Craftsmanship typically comes to mind when describing the work involved with creating a physical object — such as how a luthier fashions a fine musical instrument. By extension, craftsmanship also applies to the work we do — the arts and the sciences. Modern technology may not survive the centuries like a Stradivarius, but it is remarkable in the short term.

When I think about how our industry simultaneously embraces vacuum tubes and microprocessors, I can’t help but admire the ancients and their first crude tools. Step by step, humans have evolved and progressed, using each simple tool to make a better one. We like to imagine people like Georg Neumann or Bill Putnam sitting at their humble lab benches using mostly their ears and crude tools (by modern standards) to breathe life into their most enduring works of art.

Despite the capabilities of our most sophisticated tools, we currently lack the ability to fully analyze a “simple” signal transformer — a key component to classic gear. The same is true for the analytical tests used to evaluate audio gear. Two products can measure in much the same way as each other, yet one sounds better than the other. But I’m getting ahead of my list of things to explore in 2008.


Just like a great song begins with a flash of inspiration, that — plus countless hours of hard work — went into every remarkable piece of equipment we use. Chris Jenrick, aka “CJ” of, interviewed Rein Narma a few years ago. Narma’s name may not be familiar to you, although he was inducted into the Mix Foundation’s TECnology Hall of Fame during this year’s AES show. He designed what was to become one of the most popular compressor/limiters — in his basement — before bringing the prototype to Fairchild.

At the time, Narma (who is now 86) felt there were no signal processors that did justice to music. “Most were like using a hammer and chisel when they should have been using a scalpel,” said the inventor of the Fairchild 660. He designed the front panel, wrote the instruction manual and assembled the first 10 units. It’s kinda funny when you think about how signal processing is currently used/abused — so much of pop music is being smashed within an inch of its life. (It’s not a new problem.)

If imitation is the highest form of flattery, then the R&D of Neumann, Putnam, Narma and countless others is still paying off, although not necessarily for the creators. That production of their classics was dropped in favor of “progress” eventually made “us,” as an industry, appreciate what was missing. Certainly, the response to fill that void has been overwhelming, with a surprising increase of vintage/boutique/niche equipment specialists and manufacturers existing in the void created by the Harvard Business School mindset.


By contrast, I know a handful of tenacious geeks — modern masters — who embody the philosophy of that old phrase: “The quality goes in before the name goes on.” I had the recent pleasure of interviewing a few of them; their work, knowledge and opinions ring true for me and their customers. I’ve distilled the essence of those conversations into this column. The full interviews will be included with the online version of this column at

I recently visited David Hill’s Crane Song facilities in Superior, Wis. His lab, machine shop, offices and Inland Sea Recording Studio are located in the century-old main building. Gear production is in a nearby building. Hill lives within walking distance of his shop — keep in mind that winters can be cold in the land of the Edmund Fitzgerald. He does sessions four days a week to evaluate his works-in-progress, occasionally stopping the session to make tweaks.

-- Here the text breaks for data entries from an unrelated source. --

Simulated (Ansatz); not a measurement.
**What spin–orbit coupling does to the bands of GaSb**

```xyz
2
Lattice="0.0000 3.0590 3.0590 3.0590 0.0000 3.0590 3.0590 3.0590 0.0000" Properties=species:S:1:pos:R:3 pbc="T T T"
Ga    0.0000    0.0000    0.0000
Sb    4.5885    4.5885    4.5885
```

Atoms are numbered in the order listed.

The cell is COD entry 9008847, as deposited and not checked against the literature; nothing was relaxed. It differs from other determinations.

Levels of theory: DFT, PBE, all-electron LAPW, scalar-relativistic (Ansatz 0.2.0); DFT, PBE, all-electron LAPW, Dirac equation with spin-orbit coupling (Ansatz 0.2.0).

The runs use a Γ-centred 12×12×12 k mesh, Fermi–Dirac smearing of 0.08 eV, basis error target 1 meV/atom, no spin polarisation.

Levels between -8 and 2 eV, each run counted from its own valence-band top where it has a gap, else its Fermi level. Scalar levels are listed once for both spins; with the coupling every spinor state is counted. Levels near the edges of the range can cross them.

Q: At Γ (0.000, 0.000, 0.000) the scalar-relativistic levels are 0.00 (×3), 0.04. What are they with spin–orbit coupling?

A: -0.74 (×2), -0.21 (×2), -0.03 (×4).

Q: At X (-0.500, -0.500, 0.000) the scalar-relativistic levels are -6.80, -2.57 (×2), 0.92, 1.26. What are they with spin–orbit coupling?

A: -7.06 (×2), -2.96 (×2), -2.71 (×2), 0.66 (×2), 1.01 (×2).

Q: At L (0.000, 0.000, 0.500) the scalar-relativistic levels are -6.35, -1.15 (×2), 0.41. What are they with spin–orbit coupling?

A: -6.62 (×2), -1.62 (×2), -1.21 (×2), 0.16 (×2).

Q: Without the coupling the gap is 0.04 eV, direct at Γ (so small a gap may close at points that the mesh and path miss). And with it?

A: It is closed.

Hill is a man of many disciplines, and while he’s not alone in this category his integrated facility is remarkable in many ways. He designed his studio and control room, including a 5.1 monitor system, its crossovers and the monitor controller. With the exception of a few Neve channels and his modified Spectrasonics console, all of the preamps and signal processing in the control room are Crane Song products. Hill built a computer-controlled interface for his milling machine. (It makes front panels and other needed hardware.) Crane Song products are made almost entirely in-house, one of the rare boutique manufacturers with its own pick-and-place, surface-mount fabrication machine.


Closer to home is Dan Kennedy’s Great River Electronics lab and production facility here in Minnesota. I love being able to say Kennedy is my “neighbor” — his home and his shop are 15 minutes from mine.

Like Crane Song, Great River products are crafted entirely in-house with the exception of the chassis and front panel. The company’s most recent hit is its NV Series (vintage Neve) preamp in a double-wide API 500 Series module. Kennedy has built quite a few microphones, tests his gear at a nearby studio in which he is a partner and has an impressive vinyl collection. With his business partner and programmer, Dennis Pfab, the company also does industrial control and communications products.


About 10 years ago, I was handed a pristine (unopened, unused) Telefunken U47 with a bad capsule. I spoke at length with the late Stephen Paul, who was the authority on microphones and capsule tweaks. Paul was an extremely chatty guy, very helpful — he wrote a brilliant article (reprinted at about how the U47 grille contributed to its signature frequency response. I wanted him to re-skin the capsule, but when he would only do the entire job I got up the courage to ask kindergarten-level questions to people like David Josephson (at Josephson Engineering) and Russ Hamm (then of G-Prime and formerly of Gotham Audio). Hamm wrote the famous “Tubes vs. Transistors” treatise back in the early ’70s.

Josephson’s response to a question I asked about microphone design is applicable to, and in concert with, what all of these hardworking engineers have in common. He said, “Don’t focus too hard on what you can see on the outside of a microphone. The details you can see may — or may not — be more important than the details you can’t” — a philosophy worth being tattooed on a body part. Josephson Engineering manufactures microphones and capsules from the brass up.

Speaking of what you can’t see, Klaus Heyne’s intimate knowledge of the history and production variations that contribute to a microphone’s sound is impressive and absorbing. Perhaps most well-known for his Mic Lab at, this first-rate resource — about what makes classic mics tick — is reason enough why he is booked months in advance. Doing business as German Masterworks, Heyne (pronounced “Hyna”) goes beyond “simple” mic restoration and into the realm of customization, optimizing a microphone to complement its owner.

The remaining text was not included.